Every system of power that loses trust in its own population begins, sooner or later, to monitor language. Not because words themselves are dangerous, but because free human beings are. What is now taking place in Europe is therefore not primarily about online hate, but about control over the description of reality.
The most remarkable thing in our age is not that politicians want more control. Power has always wanted that. What is remarkable is how openly it is now happening, and how morally superior it is being presented. Censorship is described as “security”. Surveillance is described as “responsibility”. Control over information is described as “protection of democracy”. The language is not accidental. It is the mechanism itself.

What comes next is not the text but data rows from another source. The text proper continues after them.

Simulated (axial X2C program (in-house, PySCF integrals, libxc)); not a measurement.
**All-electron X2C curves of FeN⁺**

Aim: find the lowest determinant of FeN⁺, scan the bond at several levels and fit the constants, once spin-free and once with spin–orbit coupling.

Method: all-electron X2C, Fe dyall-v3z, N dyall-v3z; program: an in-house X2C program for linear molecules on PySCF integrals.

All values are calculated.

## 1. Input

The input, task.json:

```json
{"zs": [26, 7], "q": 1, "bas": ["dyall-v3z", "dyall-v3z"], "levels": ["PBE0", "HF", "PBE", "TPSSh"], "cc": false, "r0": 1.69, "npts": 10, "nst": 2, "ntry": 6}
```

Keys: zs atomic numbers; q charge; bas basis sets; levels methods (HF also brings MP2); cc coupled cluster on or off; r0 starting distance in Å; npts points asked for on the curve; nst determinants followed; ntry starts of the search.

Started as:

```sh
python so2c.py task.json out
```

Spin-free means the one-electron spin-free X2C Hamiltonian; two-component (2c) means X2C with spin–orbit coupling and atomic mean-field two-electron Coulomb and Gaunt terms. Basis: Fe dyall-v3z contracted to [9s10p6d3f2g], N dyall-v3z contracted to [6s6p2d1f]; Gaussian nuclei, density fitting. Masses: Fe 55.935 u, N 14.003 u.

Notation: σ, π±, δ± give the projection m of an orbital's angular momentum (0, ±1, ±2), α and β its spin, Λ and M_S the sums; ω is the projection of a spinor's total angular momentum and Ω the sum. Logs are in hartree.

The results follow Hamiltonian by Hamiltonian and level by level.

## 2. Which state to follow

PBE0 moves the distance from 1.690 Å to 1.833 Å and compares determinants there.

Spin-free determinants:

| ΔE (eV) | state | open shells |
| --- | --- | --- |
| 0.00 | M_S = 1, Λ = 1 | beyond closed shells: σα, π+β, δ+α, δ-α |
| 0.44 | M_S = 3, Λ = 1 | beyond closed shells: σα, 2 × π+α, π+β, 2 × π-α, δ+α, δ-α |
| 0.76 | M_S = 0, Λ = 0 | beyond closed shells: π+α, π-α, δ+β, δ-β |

For this is the paradox of modern democracy: the weaker political legitimacy becomes, the stronger the need to regulate opinion becomes. When the distance between the people and the elite grows, a new type of fear arises among those in power. Not the fear of violence, but the fear of uncontrolled thoughts. The fear that people may begin to draw their own conclusions outside the approved frameworks.
That is why this debate is not really about crude comment sections or primitive outbursts. Such outbursts have existed at all times. In earlier societies, they died out in their own vulgarity. What is new is that the system actively needs them. They are used as justification for expanding control mechanisms that there was already a desire to introduce. Every scandal becomes an argument for more moderation, more filtering, more identification, more surveillance. Always in the name of democracy.
This is where John Locke would have raised his eyebrows. For Locke, the legitimacy of the state depended on its protection of the citizens’ liberty, not their mental comfort. The decisive distinction lay between action and thought. The state could intervene against violence, threats, and concrete abuses — but not against the formation of opinion itself.
That is precisely why concepts such as “disinformation”, “hate speech”, and “harmful content” are so politically useful. They are elastic. They lack clear boundaries. And power loves unclear boundaries. For when the definitions become fluid, power also shifts. What today affects marginal voices may tomorrow affect legitimate opposition. History shows that censorship never remains confined to the extreme. Once the tools exist, their use is gradually expanded.
And this is the real story behind the EU’s digital regulatory framework and the new political language surrounding the internet: the elite has realised that the informational control it previously possessed through newspapers, television channels, and institutions is in the process of disintegrating. The monopoly over the description of reality has been broken. Ordinary people can now organise themselves, discuss, and challenge narratives without passing through established gates. It is this that is perceived as dangerous.
That is also why we are witnessing a gradual fusion between the state, technology companies, and supranational structures. Not necessarily through one grand conspiracy, but through converging interests. The state wants stability. The technology companies want regulatory security. Supranational institutions want harmonisation and control. The result is a digital ecosystem in which dissenting thoughts can increasingly easily be traced, categorised, and removed.
One does not need to imagine dystopian dictatorships in order to understand where this is pointing. It is enough to observe the direction.
A democracy does not first die when the state forbids words. It begins to die when citizens become afraid to think them.